Saturday, November 7, 2009
Red pages laid out in 2 sections before momogami.
Posted by Louise Irving at 4:23 AM
Hi everyone! Perhaps you've all forgotten about this little project but I finally have the time and clarity to write about it!
It was a difficult collaboration from the beginning. 7 artists coming together from different backgrounds under the umbrella of the codex event to respond to the theme of resistance was a recipe for tension and rightly so. The process of collaboration that is invoked by codex events is peculiar in that there are no preconceived notions and no set 'design' for the work to be produced. The work is coaxed and conjured into being through the process of practical work, discussion and decision making by the group as a whole over the course of only a week or two.

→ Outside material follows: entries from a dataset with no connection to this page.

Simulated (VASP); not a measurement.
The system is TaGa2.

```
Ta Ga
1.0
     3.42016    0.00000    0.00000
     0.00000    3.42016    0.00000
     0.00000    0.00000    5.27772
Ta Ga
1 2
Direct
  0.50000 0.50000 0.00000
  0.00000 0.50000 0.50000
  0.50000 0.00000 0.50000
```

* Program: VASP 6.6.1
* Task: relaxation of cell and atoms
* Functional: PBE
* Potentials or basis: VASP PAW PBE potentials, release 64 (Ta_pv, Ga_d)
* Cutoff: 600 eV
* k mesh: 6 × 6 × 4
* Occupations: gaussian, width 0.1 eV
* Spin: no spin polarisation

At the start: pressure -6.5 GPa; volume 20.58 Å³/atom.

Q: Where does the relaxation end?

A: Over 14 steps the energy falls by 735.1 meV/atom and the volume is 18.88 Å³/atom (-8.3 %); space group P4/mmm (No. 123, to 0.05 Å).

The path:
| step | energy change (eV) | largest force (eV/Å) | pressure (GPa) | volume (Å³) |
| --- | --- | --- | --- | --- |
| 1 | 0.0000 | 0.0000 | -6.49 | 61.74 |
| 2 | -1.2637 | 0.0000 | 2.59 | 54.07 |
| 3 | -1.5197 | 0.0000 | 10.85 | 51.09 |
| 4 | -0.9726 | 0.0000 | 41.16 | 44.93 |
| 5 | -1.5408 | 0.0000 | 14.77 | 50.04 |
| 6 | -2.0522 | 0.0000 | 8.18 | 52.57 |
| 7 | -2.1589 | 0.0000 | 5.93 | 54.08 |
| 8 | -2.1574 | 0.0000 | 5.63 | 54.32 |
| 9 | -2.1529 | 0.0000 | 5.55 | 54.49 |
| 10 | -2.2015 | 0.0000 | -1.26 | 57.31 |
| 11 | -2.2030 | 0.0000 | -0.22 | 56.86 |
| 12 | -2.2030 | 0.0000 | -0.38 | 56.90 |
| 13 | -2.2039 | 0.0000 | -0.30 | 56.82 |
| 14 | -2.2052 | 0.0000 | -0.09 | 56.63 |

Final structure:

It was clear from the beginning of this project that there were divisions in the way members of the group worked and wished to envisage and author the project. It was an embodiment of the example that Sara brought to the intial discussions: the case of the two embryos, originally twins, one of which is absorbed by the dominant one in the womb, interestly the submissed twin manifests itself in characteristics like an eye of a different colour, think David Bowie, revealing itself embodied literally within another. This is one way to illustrate how the group dynamics played out and guided the way the work developed.
After an intense week of working together (and against each other) we ended up with a series of pulp-printed pages which had been printed with imagery on both sides by working with them on the felts and then on the wall (see top image). The process of removing the jaggedly conjoined pages from the wall caused some fragmentation and added to the decision to break up the work into pieces to be bound individually using uniform materials but in whichever way each artist should choose. We each went home with a segment of the work with the aim of making 2 books each, a set of twins if you like.
After the intensity of the event it was almost a relief to leave the group behind and have the freedom to make individual decisions.
That said there was another avenue of bookmaking calling out to be pursued. Alongside the main wall works, a group of us had been keen to make this red work, for no good reason except just because, and because we had no great plan for it and weren't precious about it it had turned out very well. Tim and I were in the studio a week after the main event was over and decided to take this 'red' work and momogami it, scrumple it up and make it soft like cloth. It was very enjoyable crumpling up this beautiful paper and feeling it give with the effort of our hands. We made a dodgy film of the process, recording the metamorphosis of the paper from hard to soft, rigid, tense, set to pliable, supple, flexible. It was an interesting stress relief or release valve for the tension accumulated by the project to be breaking it down in this way. And the best bit was that once folded together the red pages became this really interesting soft book.
So that is pretty much where we left of. Each of us has made their set of books by now and a smaller group of us has had some input into the resolution of the soft books but where do we go from here?
I really like the image Tim posted of the collection of finished books. I am interested to see the books in person as a set and to make cases for them.
I would also like to particpate in organising an exhibition of the results, soft and hard.
Any suggestions re spaces, etc?
What do you guys think about resolving the project?